Cyclists, on the other hand, have a far higher percentage of twattishness. And that even applies in Aberdeen where _everyone_ is an utter twat. Seriously, BMW X5/Audi Q5 driving Aberdonian mothers are less often disruptive to the traffic flow/pedestrians than cyclists.
" for every cyclist who flies past me while I'm waiting for the lights to turn green, I probably get a dozen or more motorists"
Bollocks. Utter utter lies. Its a rare that cyclists take any notice red lights. That might just be where I live, but most go strait through them, and I have only once seen a motorist ignore a red light (as apposed to running one late).
The TfL paper maps have been reissued with no real changes other than to remove indication of many one-way streets - well, that and plastering Tory/Barclays blue over them and putting some clown's mug on them.

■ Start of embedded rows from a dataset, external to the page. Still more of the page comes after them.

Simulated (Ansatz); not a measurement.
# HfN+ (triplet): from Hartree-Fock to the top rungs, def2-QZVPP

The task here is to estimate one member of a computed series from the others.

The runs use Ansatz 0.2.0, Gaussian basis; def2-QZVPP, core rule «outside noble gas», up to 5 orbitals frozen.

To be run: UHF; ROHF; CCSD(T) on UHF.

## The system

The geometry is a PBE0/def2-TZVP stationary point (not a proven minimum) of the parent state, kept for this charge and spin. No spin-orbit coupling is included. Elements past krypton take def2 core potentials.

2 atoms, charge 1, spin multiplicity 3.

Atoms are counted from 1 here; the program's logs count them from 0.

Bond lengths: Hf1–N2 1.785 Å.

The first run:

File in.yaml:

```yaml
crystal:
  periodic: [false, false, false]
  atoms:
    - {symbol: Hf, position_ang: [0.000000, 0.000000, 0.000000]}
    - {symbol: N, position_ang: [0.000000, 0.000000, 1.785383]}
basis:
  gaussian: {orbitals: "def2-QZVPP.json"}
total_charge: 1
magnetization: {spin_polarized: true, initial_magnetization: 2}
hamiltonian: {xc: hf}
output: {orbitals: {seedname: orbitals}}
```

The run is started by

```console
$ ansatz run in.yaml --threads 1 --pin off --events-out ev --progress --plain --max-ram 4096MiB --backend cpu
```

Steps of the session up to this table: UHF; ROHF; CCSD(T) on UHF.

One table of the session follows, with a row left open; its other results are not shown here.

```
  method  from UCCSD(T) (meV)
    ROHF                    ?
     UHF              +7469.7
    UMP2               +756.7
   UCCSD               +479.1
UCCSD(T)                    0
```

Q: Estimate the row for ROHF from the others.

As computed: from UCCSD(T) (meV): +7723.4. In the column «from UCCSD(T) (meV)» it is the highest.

It appears that cyclists have got pissed off with TfL's total lack of cycling nous (don't mention the fucking advert for Rupert known as 'Skyride') and have gone thier own way to produce cycle maps that actually mean something to cyclists and not just ride the Barclays routes on Barclays bikes for the ego boost that Boris gets for doing fuck all except gurning to cameras.
As a confident cyclist (who treats red lights as give way signs) I can categorically state that jumping red lights increases rather than decreases my safety on the roads. I always give way to pedestrians (no need to annoy anyone).
And I'm not alone in thinking this. TFL's own Cycle Safety Action Plan states that whilst there is a public perception that jumping red lights is dangerous, the stats don't back up that impression.
No doubt this is public perception formed by people who never ride bikes and hence have no idea whatsoever how dangerous it is to start moving at the same time as all the other vehicles who will drive too close behind, overtake too closely, overtake you and then turn left right in front of you (or just turn left without bothering to properly overtake you) or rush to turn right in and run you over when you're heading the other way.
So as a commuting cyclist, all I ask is that you accept that I know what is safe and what isn't - I'm hardly going to risk my life going through lights now am I?
What you say makes a lot of sense, but I understand the public perception.
I have only started cycling again in the past couple of months after a 12 or so year break, basically since I was a child/adolescent. I don't jump red light at the moment as I know I don't fully appreciate all the factors I need to consider when doing so, my current background is in 1500KGs of steel after all. I mention this as I see on the road cyclists who jump lights in a sensible manner, looking and being considerate and those who just 'go for it', it's the latter group who give all of us a bad name and don't help anyone.
Let's face it, some light touch regulation would be a little inconvenient for the proper cyclists in the short term but I think has the potential, if worked correctly to have some long term benefits in terms of road user attitude and cyclist behavior.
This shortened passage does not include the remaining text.